(b. Knoxville, Tenn., 23 July 1865; d. Washington, D.C., 8 Mar. 1930; interred Greenwood Cemetery, Knoxville), associate justice, 1923–1930. Born a few months after the end of the Civil War, Edward Terry Sanford was influenced during his formative years by his wealthy southern family and its close New England ties. Sanford was educated extensively at both southern and northern schools, earning undergraduate and graduate degrees from the University of Tennessee and from Harvard. This background enhanced a significant personality trait in Sanford—that of balancing interests. Following completion of his law degree at Harvard, Sanford studied abroad before returning to Tennessee to practice law.
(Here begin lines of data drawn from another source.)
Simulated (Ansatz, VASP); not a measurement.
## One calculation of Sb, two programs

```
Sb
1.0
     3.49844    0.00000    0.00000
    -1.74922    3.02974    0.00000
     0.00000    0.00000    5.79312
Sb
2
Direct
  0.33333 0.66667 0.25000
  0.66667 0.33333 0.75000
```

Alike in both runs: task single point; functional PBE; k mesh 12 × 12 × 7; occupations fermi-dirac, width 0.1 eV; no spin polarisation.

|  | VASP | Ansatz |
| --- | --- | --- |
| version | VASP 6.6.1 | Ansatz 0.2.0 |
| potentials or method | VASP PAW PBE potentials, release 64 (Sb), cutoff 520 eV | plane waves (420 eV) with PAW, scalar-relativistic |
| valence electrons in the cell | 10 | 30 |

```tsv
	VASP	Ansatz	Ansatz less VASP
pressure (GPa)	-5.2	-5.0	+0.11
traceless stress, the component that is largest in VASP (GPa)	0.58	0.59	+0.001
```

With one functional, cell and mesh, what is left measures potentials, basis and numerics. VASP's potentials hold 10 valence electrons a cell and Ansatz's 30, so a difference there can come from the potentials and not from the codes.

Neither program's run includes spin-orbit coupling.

Sanford's pre‐Court career included private law practice in Tennessee (1890–1907), lecturer in law at the University of Tennessee (1898–1907), special assistant to the attorney general of the United States (1906), assistant attorney general (1907), and federal district judge for eastern and middle Tennessee (1908–1923). His nomination to the United States Supreme Court in 1923 was secured by the lobbying efforts of Chief Justice William H. Taft and Attorney General Harry Daugherty who urged President Warren G. Harding to select Sanford because of his lower federal court experience and his cosmopolitan education. As a southern Republican Sanford was acceptable to Harding, who had received political support in the South.
Sanford's greatest impact on American constitutional law came in the area of civil liberties and involved the establishment of the incorporation doctrine. Originally the guarantees to the Bill of Rights applied only at the federal level. The controversy leading to the Civil War demonstrated that all states did not guarantee personal, fundamental liberties. The Fourteenth Amendment purported to do this. The extent of this guarantee was tested during the early twentieth century when state and federal authorities reacted to political unrest with repressive laws. In a series of cases the Supreme Court had to balance both state and national police power against individual rights.
In this setting Justice Sanford articulated this incorporation doctrine in two major cases. In Gitlow v. New York (1925) Sanford, writing for the Court, included dicta stating that the First Amendment's freedom of speech and press clauses were fundamental to personal liberty and protected from state infringement. Although the holding sustained the conviction of a publisher whose pamphlets urged violent overthrow of government, Sanford's dicta had major significance. The incorporation doctrine would use the liberty guaranteed by the Fourteenth Amendment against state action to extend the rights listed in the Bill of Rights. Sanford further enunciated the doctrine two years later in Fiske v. Kansas (1927), where, in speaking for the Court, he upheld a defense invoking the Fourteenth Amendment to guarantee the federal right of free speech against a state criminal anarchy statute. (See Speech and the Press.)
More highly visible justices like Holmes and Brandeis overshadowed Sanford in life, while the fact that he died on the same day as Chief Justice Taft obscured him in death.